The last few weeks have flown by–like the blink of an eye. It’s hard to fathom how quickly 2014 is passing by–and it really has been a make or break year. However, I have decided that my year began in April, not January. April, when I stopped drinking, seems like a life-time ago. It’s hard for me to capture any memories from October 2013 to April 2014–my mind was so preoccupied with stress related items, anxiety and drenched in alcohol. I have been keeping a daily journal at my new job–I probably spend 45 minutes out of the day writing. Lets’ just keep that between you and I, as my new boss is pretty strict about time management. I find myself writing a lot about Lila, and yes, still…Katie. I love her with all of my heart…yes, still. I can’t help but think about the “what ifs.” I know it’s counter-productive, but I do it anyway.

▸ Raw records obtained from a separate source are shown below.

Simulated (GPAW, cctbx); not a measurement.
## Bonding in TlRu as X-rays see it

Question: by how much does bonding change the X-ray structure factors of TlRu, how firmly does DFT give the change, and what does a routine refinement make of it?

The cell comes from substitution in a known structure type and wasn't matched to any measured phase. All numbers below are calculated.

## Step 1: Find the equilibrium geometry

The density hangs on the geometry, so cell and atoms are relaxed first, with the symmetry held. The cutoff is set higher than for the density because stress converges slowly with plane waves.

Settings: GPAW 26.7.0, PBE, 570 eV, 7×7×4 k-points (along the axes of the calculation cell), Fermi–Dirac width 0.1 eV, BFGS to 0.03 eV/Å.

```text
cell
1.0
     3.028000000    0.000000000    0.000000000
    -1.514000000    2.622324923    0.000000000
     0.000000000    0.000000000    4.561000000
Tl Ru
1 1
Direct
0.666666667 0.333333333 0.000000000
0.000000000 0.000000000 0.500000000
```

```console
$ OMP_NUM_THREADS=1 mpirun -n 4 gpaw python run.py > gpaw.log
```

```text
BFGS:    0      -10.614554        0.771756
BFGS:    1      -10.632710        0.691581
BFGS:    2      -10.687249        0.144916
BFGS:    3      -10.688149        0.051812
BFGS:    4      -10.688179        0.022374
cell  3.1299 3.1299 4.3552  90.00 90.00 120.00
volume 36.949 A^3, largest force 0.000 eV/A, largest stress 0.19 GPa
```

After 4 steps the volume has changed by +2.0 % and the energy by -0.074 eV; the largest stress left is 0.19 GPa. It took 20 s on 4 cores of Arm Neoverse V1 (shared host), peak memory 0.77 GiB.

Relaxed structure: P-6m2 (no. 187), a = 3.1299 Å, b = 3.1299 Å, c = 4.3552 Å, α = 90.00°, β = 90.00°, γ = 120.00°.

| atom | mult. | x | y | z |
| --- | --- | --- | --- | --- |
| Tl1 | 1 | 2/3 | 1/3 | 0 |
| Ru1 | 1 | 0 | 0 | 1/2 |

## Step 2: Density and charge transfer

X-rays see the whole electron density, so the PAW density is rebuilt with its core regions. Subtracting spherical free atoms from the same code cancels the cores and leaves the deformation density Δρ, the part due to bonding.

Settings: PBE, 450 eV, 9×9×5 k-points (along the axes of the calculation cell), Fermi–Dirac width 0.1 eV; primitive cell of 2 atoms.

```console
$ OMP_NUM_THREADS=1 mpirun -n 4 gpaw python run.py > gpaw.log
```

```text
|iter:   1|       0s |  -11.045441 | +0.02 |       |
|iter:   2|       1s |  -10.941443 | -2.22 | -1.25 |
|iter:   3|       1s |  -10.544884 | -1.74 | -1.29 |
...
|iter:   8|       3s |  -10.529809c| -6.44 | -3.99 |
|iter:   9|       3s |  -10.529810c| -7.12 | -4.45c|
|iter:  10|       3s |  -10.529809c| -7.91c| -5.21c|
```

I would be lying if I said I haven’t thought about drinking. I’d be lying if I said I wasn’t the type of alcoholic that is debating whether I can drink normally. I have missed a few weeks of AA, and the guys have been calling. They keep mentioning that a true alcoholic who stops going to meetings will transition back to the old ways of thinking. I appreciate their concern and assured them i’ll be back this Monday for the regular meeting.
Overall, I am happy with life right now. Things are going really well with Lila and work. She has a soccer tournament tomorrow, and at her parent/teacher conference–Ms. Pelayo was very happy with all of her progress. Lila is on the brink of reading, which is amazing.
I am doing my best to stay busy–which is very helpful in my effort to continue not drinking. If I weren’t so busy, i’m pretty sure alcohol would be a lot harder to stay away from.
I went bowling the other night with my friend–they were drinking pitcher after pitcher of beer. Me? I just got an orange juice, which was surprisingly refreshing. On my way home, a police officer followed me part of the way. Usually, i’d be a bit nervous–but it felt good not being scared that I was in jeopardy of losing my license due to a DUI.
I picked up a Christmas tree today with Lila. Just a fake one, nothing fancy. I know we are a bit early for putting up a tree–it just felt like the right time. I love the glow of the lights at night in the living room–it reminds me of home back in Pennsylvania.
I’m going to keep focusing on one day at a time, and though the urge to drink has reemerged–i’m going to fight it. I feel more alone than usual, but right now, i’m watching my daughter play with her two friends as I write this post. I know i’m not alone–and the one person who loves me unconditionally and depends on me is what I need to keep in mind. She is so sweet and loves me with all her heart–and that’s not something i’m willing to lose.